We should make sure that all the antennas in our system have the same polarization. Most antennas have a linear (flat) polarization that is oriented horizontally or vertically.
Attenuation is when the signal strength is reduced. The further we get from an access point, the weaker the signal. The signal strength is also reduced by surfaces that reflect, refract, or absorb the signal.
For example, if the signal strength is -40 dBm (a good strength) at the access point, it might be -70 dBm (an average strength) about 100 ft away, and -100 dBm (a weak strength) about 200 ft away.
Interference is when two Wi-Fi signals cancel each other out. Consider the following access points, both of which are broadcasting on Channel #1. The signal is good, except where it overlaps, where it cancels out.
A device in the red area will see a weak signal because the access point signals are cancelling each other out. The solution is to change the channel on one of the access points.
Remember how I said that a Wi-Fi channel is 22 MHz wide and that the channels are spaced 5 MHz apart? That means that on the 2.4 GHz range, the first channel is 2.412 GHz, but it actually ranges from 2.401 GHz to 2.423 GHz. The second channel is 2.417 GHz, but it actually ranges from 2.406 GHz to 2.428 GHz. That means that channels one and two overlap. Thus, we should pick two channels that are far enough apart so that interference does not take place. The sixth channel ranges from 2.426 GHz to 2.448 GHz. In the above example, I should set one access point to Channel 1 and the other access point to Channel 6. Now the signals won’t interfere.
There are two other things we need to consider. An access point may only be able to handle fifty connections – this is an estimate for a high-quality access point; a poor-quality access point may only be able to handle twenty. If I have a conference room or theater with 200 or 400 occupants, even if the access point provides a good signal across the entire room, it may not have the capacity to connect to all the devices. We should install multiple access points to ensure that we have enough capacity. We should spread them out and give each one a different channel. We should also reduce the transmit power on each access point so that it only covers a small portion of the room.
We should install access points to ensure that the signal is at least -67 dBm everywhere. In the past, we used to aim for a -70 dBm signal strength, but as more advanced applications such as streaming video emerged, the requirements grew to -67 dBm.

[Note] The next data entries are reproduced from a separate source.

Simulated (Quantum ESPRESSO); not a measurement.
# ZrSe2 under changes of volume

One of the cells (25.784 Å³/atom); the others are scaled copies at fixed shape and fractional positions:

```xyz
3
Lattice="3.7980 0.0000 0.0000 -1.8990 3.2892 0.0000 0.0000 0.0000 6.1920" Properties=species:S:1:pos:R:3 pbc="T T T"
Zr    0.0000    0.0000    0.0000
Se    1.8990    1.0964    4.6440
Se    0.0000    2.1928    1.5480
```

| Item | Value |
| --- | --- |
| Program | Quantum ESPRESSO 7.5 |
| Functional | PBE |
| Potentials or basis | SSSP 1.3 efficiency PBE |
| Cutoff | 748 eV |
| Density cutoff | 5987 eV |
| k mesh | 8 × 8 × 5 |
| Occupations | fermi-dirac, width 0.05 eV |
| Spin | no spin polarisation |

We should also verify that our Signal to Noise Ratio (SNR) is at least 24. Noise is caused by wireless signals that are outside of our network. Devices such as cell phones, cordless phones, microwaves can cause noise. Other wireless networks can also cause noise. If our SNR ratio is too low, we might need to add additional access points, move the existing access points, install shielding in the building, or remove the sources of noise.
On the 2.4 GHz network, only four channels don’t overlap – 1, 5, 11, and 14. Where possible, we should limit our design to these four channels.
Consider this small rectangular room, which requires six access points due to accommodating many users.
If I space out the access points evenly and set them as best as I can so that there are no neighboring channels, they might look like this.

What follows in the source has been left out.